Kohl's (NYSE:KSS) third quarter wasn't a particularly good one, with comparable-store sales growth being not only negative, but degrading compared to both last quarter and the same quarter last year. Profits declined as costs rose despite sagging revenue, and store traffic continued to be weak.
The best time to buy a stock is often when the company appears to be at its worst, although the success of this strategy requires the company to eventually recover. Kohl's certainly isn't standing still, launching various initiatives in an effort to boost sales, but it faces an extremely competitive landscape. Is it time to buy shares of Kohl's in the hopes that the company can return to growth? Or should the struggling company be avoided?
Kohl's biggest problem
The main issue facing Kohl's is the struggle to get customers to visit its stores. Store traffic has been declining, and in fact retail store traffic in general has weakened over the past few years. Kohl's is attempting to drive repeat visits to its stores in two ways, and so far both have shown progress.
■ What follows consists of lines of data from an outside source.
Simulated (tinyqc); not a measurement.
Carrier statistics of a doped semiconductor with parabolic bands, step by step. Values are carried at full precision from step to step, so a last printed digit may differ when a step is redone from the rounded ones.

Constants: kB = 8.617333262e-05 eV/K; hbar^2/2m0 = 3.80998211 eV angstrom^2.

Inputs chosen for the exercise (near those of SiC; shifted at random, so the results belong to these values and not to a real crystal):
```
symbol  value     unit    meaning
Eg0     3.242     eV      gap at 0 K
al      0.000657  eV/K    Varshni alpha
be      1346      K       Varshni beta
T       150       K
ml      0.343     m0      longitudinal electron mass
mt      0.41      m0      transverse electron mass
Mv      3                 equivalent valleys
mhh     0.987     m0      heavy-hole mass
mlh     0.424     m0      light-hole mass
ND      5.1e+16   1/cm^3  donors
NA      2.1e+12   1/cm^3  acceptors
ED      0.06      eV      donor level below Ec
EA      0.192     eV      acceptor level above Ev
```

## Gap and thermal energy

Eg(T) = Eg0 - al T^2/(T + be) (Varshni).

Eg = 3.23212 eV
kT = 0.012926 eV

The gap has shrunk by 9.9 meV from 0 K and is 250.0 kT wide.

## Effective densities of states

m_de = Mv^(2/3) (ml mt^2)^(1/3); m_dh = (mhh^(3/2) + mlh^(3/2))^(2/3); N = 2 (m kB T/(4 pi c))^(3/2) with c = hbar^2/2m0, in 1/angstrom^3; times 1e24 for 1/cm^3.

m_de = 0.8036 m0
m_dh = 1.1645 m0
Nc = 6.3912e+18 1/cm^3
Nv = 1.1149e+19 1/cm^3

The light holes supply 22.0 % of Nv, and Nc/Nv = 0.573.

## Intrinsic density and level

First, Kohl's in October rolled out nationwide the new loyalty program which it had been testing, and in the test markets the program drove an average of two extra store trips per year. Getting customers to the stores in the first place is important, but getting them to come back over and over again is the key for Kohl's to return to comparable-store sales growth.
A second initiative, also aimed at driving repeat sales, is the company's new beauty department. The idea behind the initiative is that beauty products are the closest thing to consumables that Kohl's sells, and as customers run out of various beauty products they'll return to the stores and hopefully buy other products. So far, this has worked well in high-volume stores, and Kohl's will be rolling it out to hundreds of additional stores next year.
Whether these initiatives will continue to work at the national level remains to be seen. Kohl's has guided for comparable-store sales growth of between 2% and 3% during the holiday quarter, which would be a vast improvement over the 2% decline during the fourth quarter of 2013, but the real test will be 2015.
Still a very profitable retailer
Despite the issues that Kohl's is having, the company still generates plenty of profits. During the last 12 months, Kohl's managed an operating margin of 8.75%, leading to a net income of $832 million. This is well below peak levels; the operating margin reached 11.5% in 2011 and Kohl's generated net income of $1.17 billion. Per-share earnings have been helped by share buybacks, so the trailing-12-month EPS of $4 is only slightly below the peak value of $4.30 from 2011.
Shares of Kohl's currently trade around $58, putting the P/E ratio based on TTM earnings at 14.5. There's the potential for these earnings to weaken further if Kohl's initiatives to boost store traffic don't pan out, but there's also the potential for earnings to expand if Kohl's can raise margins closer to historical levels. If Kohl's can get back to a 10% operating margin based on current revenue, EPS would rise to somewhere around $4.70, putting the P/E ratio at roughly 12.3.
It's possible, though, that Kohl's may never return to the same level of profitability. The continuing shift from in-store to online may mean that Kohl's best days are behind it. The decision to buy the stock shouldn't be based on the best-case scenario, which may not pan out, but a more realistic scenario. Paying 14.5 times the current, seemingly depressed earnings, isn't a bad deal, given Kohl's history of reliable earnings. But I'd probably like to pay less, because there is a chance that the situation gets worse from here, or that margins never get back to historical levels.
A P/E ratio of around 12 would put the stock price at a little less than $50 per share, and at that price I think Kohl's is a solid buy. At the current price, it's not necessarily a bad idea, but there's not quite a large enough margin of safety for my tastes.
Timothy Green has no position in any stocks mentioned. The Motley Fool has no position in any of the stocks mentioned. Try any of our Foolish newsletter services free for 30 days. We Fools may not all hold the same opinions, but we all believe that considering a diverse range of insights makes us better investors. The Motley Fool has a disclosure policy.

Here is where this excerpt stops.